Benjamin Britten (1913-1976) String Quartets Vol. 2 What's in a name? Is it just piquant coincidence that one of Britain's greatest composers was called -...
Benjamin Britten
(1913-1976)
String Quartets Vol. 2
What's in a name? Is it just piquant coincidence that one of Britain's
greatest composers was called - Britten? Benjamin Britten's beloved mother
certainly saw significance in her married surname: extolling the 'three Bs' -
Bach, Beethoven and Brahms - she was 'determined' the fourth would be Britten.
Benjamin was her fourth child, born, auspiciously, on November 22nd: St
Cecilia's Day, feast day of the patron saint of music.
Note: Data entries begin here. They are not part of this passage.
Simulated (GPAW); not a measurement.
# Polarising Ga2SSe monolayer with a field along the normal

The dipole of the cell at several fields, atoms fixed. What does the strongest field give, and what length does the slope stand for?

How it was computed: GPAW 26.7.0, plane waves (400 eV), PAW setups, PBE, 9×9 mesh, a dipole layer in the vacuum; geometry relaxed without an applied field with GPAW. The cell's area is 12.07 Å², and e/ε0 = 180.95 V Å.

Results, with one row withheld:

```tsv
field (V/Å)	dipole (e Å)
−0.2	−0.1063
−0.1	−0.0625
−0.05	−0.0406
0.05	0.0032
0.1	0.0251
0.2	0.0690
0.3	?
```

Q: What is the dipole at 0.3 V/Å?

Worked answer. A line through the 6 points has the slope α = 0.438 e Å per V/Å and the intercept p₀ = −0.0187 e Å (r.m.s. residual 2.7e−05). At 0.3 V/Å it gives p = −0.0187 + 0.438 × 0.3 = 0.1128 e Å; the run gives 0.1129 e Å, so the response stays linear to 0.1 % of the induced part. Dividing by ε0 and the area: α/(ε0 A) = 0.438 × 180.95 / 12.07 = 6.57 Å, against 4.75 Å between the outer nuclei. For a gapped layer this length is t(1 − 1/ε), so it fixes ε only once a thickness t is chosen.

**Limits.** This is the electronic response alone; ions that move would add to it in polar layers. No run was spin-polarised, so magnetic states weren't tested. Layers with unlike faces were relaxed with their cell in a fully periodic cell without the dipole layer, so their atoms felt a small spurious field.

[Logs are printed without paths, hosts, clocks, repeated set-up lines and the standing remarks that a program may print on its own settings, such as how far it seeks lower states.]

The future composer's childhood home faced the North Sea in Lowestoft,
the most easterly town in Britain. Britten loved his native Suffolk, feeling
'firmly rooted in this glorious county'; he could have added the words of
fisherman Peter Grimes in his most famous opera '...by familiar fields, marsh
and sand, ordinary streets, prevailing wind'. What drew Britten and his lover
and muse, the tenor Peter Pears, back from their new life in America in the
early 1940s? Britten's rediscovery of the Suffolk poet George Crabbe, whose The
Borough inspired Peter Grimes. Where did Britten and Pears
settle? That very 'Borough', Aldeburgh, another Suffolk coastal town which,
thanks to Britten, has been home since 1948 to one of Britain's finest music
festivals. He found 'working becomes more and more difficult away from that
home'.
A quintessentially English, provincial composer, then? Far from it.
After Britten's death The Times acclaimed him 'the first British
composer to capture and hold the attention of musicians and their audiences the
world over'. Britten's technical brilliance and openness to continental trends
distinguished him from the start. In the 1920s the precocious 13-year-old -
pianist, viola-player and already prolific composer (shades of Mozart) - was
fortunate to find a composition teacher in Frank Bridge, virtually the only
British composer with a sympathy for the central European avant-garde of
Schoenberg, Berg and Bartok, or neo-classical Stravinsky. To those models
Britten added Mahler and Shostakovich. No wonder the conservative Royal College
of Music, which he attended from 1930, suffered culture shock, especially when
Britten proposed to use a travel grant to study with Berg. (He didn't.)
The mainstay of Britten's international appeal is the stream of operatic
masterpieces initiated by Peter Grimes in 1945; but they, and his other
Pears-inspired vocal music, mask further important creative strands: pieces for
young people and instrumental music. True, for a decade in mid-career Britten
wrote practically nothing substantial without voices; but before Grimes his
chamber and orchestral compositions outnumbered vocal works two to one (the
string quartet playing a central role); and after 1960 musical friendships -
above all with the cellist Rostropovich - revitalised that interest.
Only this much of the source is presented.